Codemia | Master System Design Interviews Through Active Practice

My Solution for Designing a Simple URL Shortening Service: A TinyURL Approach with Score: 9/10

by expanse_jubilee979

System requirements

Functional:

List functional requirements for the system (Ask the chat bot for hints if stuck.)...

Given a long url produce short url
1. User can optionally provide an alias for the url
Short URL is readable and short - 6 chars, a-z, 0-9 excluding i, I ,L, l, o, O, 1 characters.
1. 26 lowercase chars - [a - z]
2. 26 uppercase chars - [a - Z]
3. 0 - 9 : 10 digits - [0 - 9]
4. 62 usable chars - can make 62^6 combinations of hash - 56B hashes using base62 encoding
5. Optionally we could remove the confusing chars - I, i, 0, O, l, L which would leave us 56 chars, and add two chars @ and $, that results in 58 chars with Base58 encoding - comes around 38B hashes

Out Of Scope:

User Authentication & Account Management
Tracking click per short URL, geolocation
Expiring URL
Security, logging, monitoring & filtering malicious requests

Non-Functional:

List non-functional requirements for the system...

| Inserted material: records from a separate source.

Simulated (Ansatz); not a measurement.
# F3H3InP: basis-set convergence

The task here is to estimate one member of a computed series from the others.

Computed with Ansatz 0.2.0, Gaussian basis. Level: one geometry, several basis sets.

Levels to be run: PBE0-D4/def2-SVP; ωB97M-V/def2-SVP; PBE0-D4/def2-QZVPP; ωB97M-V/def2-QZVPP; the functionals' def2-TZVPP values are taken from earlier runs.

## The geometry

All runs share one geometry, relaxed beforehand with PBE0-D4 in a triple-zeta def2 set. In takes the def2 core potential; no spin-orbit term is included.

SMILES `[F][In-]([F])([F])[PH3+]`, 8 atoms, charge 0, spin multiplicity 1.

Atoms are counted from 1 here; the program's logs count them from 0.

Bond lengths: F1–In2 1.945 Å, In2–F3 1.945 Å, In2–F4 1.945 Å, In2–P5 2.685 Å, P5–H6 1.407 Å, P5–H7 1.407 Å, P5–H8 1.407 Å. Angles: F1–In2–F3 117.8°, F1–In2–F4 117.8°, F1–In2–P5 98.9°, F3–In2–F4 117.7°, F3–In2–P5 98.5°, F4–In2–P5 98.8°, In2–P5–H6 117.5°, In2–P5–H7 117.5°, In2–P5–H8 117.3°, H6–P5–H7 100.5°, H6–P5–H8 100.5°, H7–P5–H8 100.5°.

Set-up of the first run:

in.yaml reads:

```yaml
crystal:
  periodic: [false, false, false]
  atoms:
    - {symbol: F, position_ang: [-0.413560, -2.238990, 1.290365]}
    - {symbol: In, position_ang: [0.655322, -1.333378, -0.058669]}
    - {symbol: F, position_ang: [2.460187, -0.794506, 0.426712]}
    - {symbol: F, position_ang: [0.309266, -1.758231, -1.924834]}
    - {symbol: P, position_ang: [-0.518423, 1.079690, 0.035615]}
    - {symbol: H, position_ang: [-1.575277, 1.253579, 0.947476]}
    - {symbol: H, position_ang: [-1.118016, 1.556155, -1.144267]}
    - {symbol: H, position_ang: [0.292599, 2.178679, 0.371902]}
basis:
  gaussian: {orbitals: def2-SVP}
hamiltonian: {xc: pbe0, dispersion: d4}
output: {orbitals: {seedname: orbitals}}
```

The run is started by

System ensures no duplication of short url
Redirection occurs less < 100ms
System is reliable and available 99.99% of time
System should support 10B URLs

CAP

The system prioritises consistency in WRITE (URL generation) and availability in READ (Redirection). The writes are consistent to a primary database node this is replicated to other nodes of database in synchronous manner. This has a latency for writes however our writes is comparatively lower than reads. Secondary nodes are only for read and a secondary node becomes primary in case of a fail over.

Capacity estimation

Estimate the scale of the system you are going to design...

URL Generated
1. 100K URLs per day i.e 1 URL/sec
2. Month - 3M URLs per month
3. Yearly - 36M URL per year
4. 5 yrs - 180M URLs in 5 yrs
Redirection
1. RPS - 1K redirections/sec
2. With a spike of 70% rounded to 2K redirections/sec
Storage Size
1. 3MB per URL record - short code (6 chars), username(15 chars), longurl(2048 chars), expiresOn(8 bytes), createdOn(8bytes)
2. overall approx 3MB per URL record x 180M URL Records = rounded to 550GB

The read to write ratio is 1000+:1 URL, that is every url which is created is read 1000 times, hence the database design takes into consideration of a high read throughput.

API design

Define what APIs are expected from the system...

Generate URL

POST /urls 
Request: {
  "userid" : "bob",
  "longUrl": "www.example.com/video1",
  "alias" "ABC123"
}
Response: HTTP 201 created with generated shorturl for instance https://mytinyurl.ly/ABC123

Verify Alias Availability

GET /urls/{alias}
Request: Path parameter
Response : 409 CONFLICT means alias is taken, 200 OK means the alias is available

This is a GET request that checks whether an alias is available against a Bloom filter in the url generator node

Redirection Request

Here a third-party site is requesting us to get the long url for a short url, for instance if some user clicks on a link "www.mytinyurl.ly/ABC123" where the host "mytinyurl.ly" is us and then we respond with a 301/302 HTTP response code with long url. Ideally the response is 302 so that its not cached in a CDN or DNS servers. This allows us to track the clicks of this short url in the future for billing purposes.

Database design

Defining the system data model early on will clarify how data will flow among different components of the system. Also you could draw an ER diagram using the diagramming tool to enhance your design...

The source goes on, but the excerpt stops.